Weighted mean across a dimension, using weights from a second variable
Added by Peter Briggs over 4 years ago
I'm a 'powerless-user' of CDO and haven't been able to work out the sensible way to do this or find it in the forum. It seems like a problem that would be encountered often:
I have a collection of carbon budget variables, e.g. GPP with dimensions time, x, y, and patch. Patch has values 0, 1, 2 and represents up to 3 veg types that co-exist in the cell. The proportions of each veg type that are present in the cell are given by another variable patchfrac, with dimensions x, y, patch.
For each time, x, and y, I would like to calculate a GPPtot, that is, compress the patch dimension to give a total GPP for the cell. That is the weighted mean of the GPPs summed across the patch dimension at time, x, y, where the weights are the patchfrac's at x, y, across the patch dimension.

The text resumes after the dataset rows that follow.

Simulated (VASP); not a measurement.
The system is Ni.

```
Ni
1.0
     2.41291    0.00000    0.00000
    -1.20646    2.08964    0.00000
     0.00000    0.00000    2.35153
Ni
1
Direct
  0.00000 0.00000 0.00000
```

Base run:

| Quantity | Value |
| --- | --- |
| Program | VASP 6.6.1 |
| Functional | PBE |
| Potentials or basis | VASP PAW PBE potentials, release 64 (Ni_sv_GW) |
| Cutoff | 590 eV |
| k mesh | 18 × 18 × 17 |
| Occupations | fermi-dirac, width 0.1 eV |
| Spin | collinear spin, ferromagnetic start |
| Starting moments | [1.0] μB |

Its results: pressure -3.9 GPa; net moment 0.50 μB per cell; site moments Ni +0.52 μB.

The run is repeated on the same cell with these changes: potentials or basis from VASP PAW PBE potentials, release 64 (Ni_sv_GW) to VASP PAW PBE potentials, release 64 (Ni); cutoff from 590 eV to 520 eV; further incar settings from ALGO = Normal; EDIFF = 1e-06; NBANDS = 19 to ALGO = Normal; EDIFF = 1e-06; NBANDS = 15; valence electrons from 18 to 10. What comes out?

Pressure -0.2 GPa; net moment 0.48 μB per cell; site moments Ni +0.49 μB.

Can anyone help with the syntax of this? The sum of patchfrac across the patch dimension will be 1, but a complication is that patchfrac can be a missing value where there are less than 3 vegetation types in the cell.
Many thanks!
Peter
My header is:
netcdf bios_out_cable_cbudget_2010_2019 { dimensions: time = UNLIMITED ; // (120 currently) x = 169 ; y = 137 ; patch = 3 ; variables: double time(time) ; time:standard_name = "time" ; time:units = "seconds since 1990-01-01 00:00:00" ; time:calendar = "standard" ; time:axis = "T" ; float x(x) ; x:standard_name = "longitude" ; x:long_name = "longitude" ; x:units = "degrees_east" ; x:axis = "X" ; float y(y) ; y:standard_name = "latitude" ; y:long_name = "latitude" ; y:units = "degrees_north" ; y:axis = "Y" ; float HeteroResp(time, patch, y, x) ; HeteroResp:long_name = "Heterotrophic respiration" ; HeteroResp:units = "umol/m^2/s" ; HeteroResp:_FillValue = -1.e+33f ; HeteroResp:missing_value = -1.e+33f ; float GPP(time, patch, y, x) ; GPP:long_name = "Gross primary production" ; GPP:units = "umol/m^2/s" ; GPP:_FillValue = -1.e+33f ; GPP:missing_value = -1.e+33f ; float NPP(time, patch, y, x) ; NPP:long_name = "Net primary production" ; NPP:units = "umol/m^2/s" ; NPP:_FillValue = -1.e+33f ; NPP:missing_value = -1.e+33f ; float NBP(time, patch, y, x) ; NBP:long_name = "Net Biosphere Production (uptake +ve)" ; NBP:units = "umol/m^2/s" ; NBP:_FillValue = -1.e+33f ; NBP:missing_value = -1.e+33f ; float TotLivBiomass(time, patch, y, x) ; TotLivBiomass:long_name = "Total Biomass" ; TotLivBiomass:units = "kg C/m^2" ; TotLivBiomass:_FillValue = -1.e+33f ; TotLivBiomass:missing_value = -1.e+33f ; float patchfrac(patch, y, x) ; patchfrac:long_name = "Fractional cover of vegetation patches" ; patchfrac:units = "-" ; patchfrac:_FillValue = -1.e+33f ; patchfrac:missing_value = -1.e+33f ; // global attributes: :CDI = "Climate Data Interface version 1.9.8 (https://mpimet.mpg.de/cdi)" ; :Conventions = "CF-1.6" ; :history = "Fri Aug 21 13:17:02 2020: cdo seldate,2010-01-01T00:00:00,2020-01-01T00:00:00 bios_out_cable_cbudget_1990_2019.nc bios_out_cable_cbudget_2010_2019.nc\n", "Fri Aug 21 13:16:33 2020: cdo selname,GPP,NPP,NBP,HeteroResp,TotLivBiomass,patchfrac bios_out_cable_1990_2019.nc bios_out_cable_cbudget_1990_2019.nc" ; :Production = "2020/03/20 at 05:09:17" ; :Output_averaging = "monthly" ; :CDO = "Climate Data Operators version 1.9.8 (https://mpimet.mpg.de/cdo)" ; }
Replies (12)
RE: Weighted mean across a dimension, using weights from a second variable - Added by Peter Briggs over 4 years ago
Yes, well, no idea what happened to the format of the header. The red x should be surrounded by brackets, and no strikeouts.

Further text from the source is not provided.